The average life expectancy for a Ugandan hovers near 50 years old, leaving over half of the population under age 15. Ugandan youth comprise the majority of the country’s workers. Children enter the workforce as soon as possible cutting sugarcane, mining granite, making bricks or other labor-intensive jobs. The Ugandan workday starts at about 6:00 a.m. and ends before 9:00 p.m., leaving those youth that can’t find work vulnerable to the nation’s swiftly growing drug problem. The government provides few programs geared toward social welfare, and many orphans as young as five and six years old find refuge in gangs, begging for their living expenses.
Education, as for many sub-Saharan countries, is a luxury reserved for the rich. The few government-funded primary schools are only available in the country’s major cities and teach outdated information from the Cold War era. Without an education, the Ugandan faces a lifetime of hard, dangerous work with no job mobility. Without an accessible credit system, many potential entrepreneurs have no means with which to establish a business.

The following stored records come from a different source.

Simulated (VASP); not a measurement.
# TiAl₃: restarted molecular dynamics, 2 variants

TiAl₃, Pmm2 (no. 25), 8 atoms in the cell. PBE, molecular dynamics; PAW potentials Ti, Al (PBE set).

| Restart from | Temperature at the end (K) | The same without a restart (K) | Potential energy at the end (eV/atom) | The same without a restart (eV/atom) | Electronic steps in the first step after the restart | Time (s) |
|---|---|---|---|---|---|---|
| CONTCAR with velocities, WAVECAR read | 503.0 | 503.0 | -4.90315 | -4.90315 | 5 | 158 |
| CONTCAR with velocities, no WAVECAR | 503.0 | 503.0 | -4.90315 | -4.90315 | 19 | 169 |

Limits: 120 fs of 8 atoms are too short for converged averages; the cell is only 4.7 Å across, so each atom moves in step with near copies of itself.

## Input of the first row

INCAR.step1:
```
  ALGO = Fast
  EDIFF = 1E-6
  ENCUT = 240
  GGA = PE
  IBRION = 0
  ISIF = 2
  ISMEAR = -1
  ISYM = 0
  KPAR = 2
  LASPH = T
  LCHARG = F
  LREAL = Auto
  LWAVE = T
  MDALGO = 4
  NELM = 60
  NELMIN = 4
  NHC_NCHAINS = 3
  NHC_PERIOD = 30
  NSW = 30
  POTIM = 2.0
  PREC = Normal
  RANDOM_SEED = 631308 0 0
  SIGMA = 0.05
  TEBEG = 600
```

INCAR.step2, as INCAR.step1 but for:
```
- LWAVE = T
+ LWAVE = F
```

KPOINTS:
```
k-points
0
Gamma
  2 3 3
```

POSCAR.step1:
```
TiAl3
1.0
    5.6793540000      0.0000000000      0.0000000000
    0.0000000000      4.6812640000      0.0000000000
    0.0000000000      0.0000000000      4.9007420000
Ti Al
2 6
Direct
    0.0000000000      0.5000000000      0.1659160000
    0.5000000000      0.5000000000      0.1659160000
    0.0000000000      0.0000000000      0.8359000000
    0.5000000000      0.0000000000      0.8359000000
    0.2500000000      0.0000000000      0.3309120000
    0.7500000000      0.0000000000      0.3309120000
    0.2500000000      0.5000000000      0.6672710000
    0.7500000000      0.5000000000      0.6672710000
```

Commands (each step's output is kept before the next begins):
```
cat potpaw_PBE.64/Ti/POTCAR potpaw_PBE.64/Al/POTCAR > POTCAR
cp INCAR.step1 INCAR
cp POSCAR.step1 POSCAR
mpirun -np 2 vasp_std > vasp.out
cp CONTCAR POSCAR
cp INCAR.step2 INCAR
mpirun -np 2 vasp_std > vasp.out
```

For those growing up in northern Uganda, forced recruitment to the Lord’s Resistance Army is a fate feared by all. Child soldiers are forced to kill men, women, and children in some of the most grotesque ways imaginable. Used as weapons of torture, these children are easily discarded by their superiors. These fearful children submit to their captors, who are often responsible for the destruction of their villages, and the death of their families.
Though the odds may not be stacked in their favor, these young Ugandans have potential to begin a healing process that can alleviate the pains of a broken people. Through education initiatives and proper resource management, Uganda can fit its title as “The Pearl of Africa.”
In the summer of 2008, I began documenting the struggles of Ugandan youth in the St. Kizito School in the Bugalobi district of Kampala, Uganda. I experienced a youth population drained by corruption and poverty and inadequate education. If awarded the Alexia student grant, I plan to return to Uganda in the summer of 2009 to document this generation on a precipice. I’d focus not only on the plight of these young adults and children but the triumphs as well. I plan to share a story that provides influence and understanding. Many have turned a blind eye to Africa, overwhelmed by problems that seem endless and unsolvable. Uganda’s quandary is immense, but it is by no means hopeless, and I wish to imbue my viewers with a heightened sense of awareness to their personal powers of change.
Through the continuation of this project, I hope to raise awareness of a complex culture and an equally complex socioeconomic condition. I plan to document the lives of these children and young adults as well as those industries and mechanisms that influence their situation. The Alexia student grant would provide much needed funding for transportation and living expenses as I pursue the completion of this project.